Canadian firm Trident Aircraft Ltd of Vancouver, BC, tried to resurrect the Seabee in the form of the TR-1 Trigull. Trident Aircraft was established in early 1970s to develop Trigull-320 six-seat light amphibian The factory was in Sydney, British Columbia, Canada. The Trigull resembled the Seabee closely enough to be confused with it, Spence Spencer apparently having a hand in the design. The Trigull could be distinguished from the Seabee by the angular swept tailfin, floats that retracted up to the wingtips, and tricycle landing gear, the long main gear hinging to retract outward into the wings, and the nose gear pivoting up to retract into the nose.

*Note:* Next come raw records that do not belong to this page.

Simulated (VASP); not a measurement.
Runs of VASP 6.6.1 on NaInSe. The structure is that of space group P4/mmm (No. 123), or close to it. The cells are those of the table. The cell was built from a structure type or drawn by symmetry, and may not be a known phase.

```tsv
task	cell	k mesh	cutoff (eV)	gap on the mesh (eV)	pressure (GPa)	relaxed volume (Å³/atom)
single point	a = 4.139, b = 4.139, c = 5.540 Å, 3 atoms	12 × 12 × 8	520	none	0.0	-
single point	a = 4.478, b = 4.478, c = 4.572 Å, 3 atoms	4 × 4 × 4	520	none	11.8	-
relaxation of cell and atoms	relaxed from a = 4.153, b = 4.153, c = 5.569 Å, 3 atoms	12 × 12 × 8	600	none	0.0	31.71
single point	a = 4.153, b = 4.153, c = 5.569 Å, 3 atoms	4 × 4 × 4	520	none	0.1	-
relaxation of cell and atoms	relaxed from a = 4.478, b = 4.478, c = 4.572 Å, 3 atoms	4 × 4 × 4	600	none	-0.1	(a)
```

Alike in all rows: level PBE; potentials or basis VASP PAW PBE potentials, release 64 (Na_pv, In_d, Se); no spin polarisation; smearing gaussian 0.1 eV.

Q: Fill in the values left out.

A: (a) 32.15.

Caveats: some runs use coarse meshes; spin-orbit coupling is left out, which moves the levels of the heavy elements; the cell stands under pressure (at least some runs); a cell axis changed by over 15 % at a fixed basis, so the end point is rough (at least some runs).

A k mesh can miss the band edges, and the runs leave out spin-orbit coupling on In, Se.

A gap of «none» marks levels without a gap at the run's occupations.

Two flight prototypes were built, first flown on 5 August 1973, the second taking to the air in 1973. The aircraft had a price tag of $111,360 in 1979. A Turbo Trigull was offered with turbocharged engines.
 
Production machines were to be powered by a Lycoming IO-540-M1A5 air-cooled flat-six engine, with 255 kW (340 HP), though the prototypes were powered by the less powerful Teledyne Continental Tiara flat-six. The Trigull was about a tenth longer and a tenth heavier than the Seabee, and could have seating for four or six, the rear seat in the six configuration apparently being intended for kids since it would be pretty cramped for adults.
 
The stop go progress of Trident Aircraft reached its fourth and probably final "stop" in 10 years in November 1980 as costs continued to escalate ahead of the latest funding programme. With $Can10m spent already, the company estimated that another $Can8.5m was needed to establish full production of the Tri Gull amphibian at the new plant set up for the purpose on Vancouver Island. All employees were dismissed and survival of the project appeared unlikely; the two prototypes of the Tri Gull have been put into storage, the company going under in the early 1980s.
 
Viking Air LTD of Vancouver obtained the rights to the Trigull; Viking, incidentally, also had rights to de Havilland Canada classics like the Beaver, Otter, and Twin Otter, performing turbo conversions of Beavers and Otters, plus building Twin Otters new. Viking has dropped hints of producing the Trigull, presumably to see if there was any interest, and saying that a production machine would have a turboprop powerplant. Apparently there wasn't any interest, since it never happened.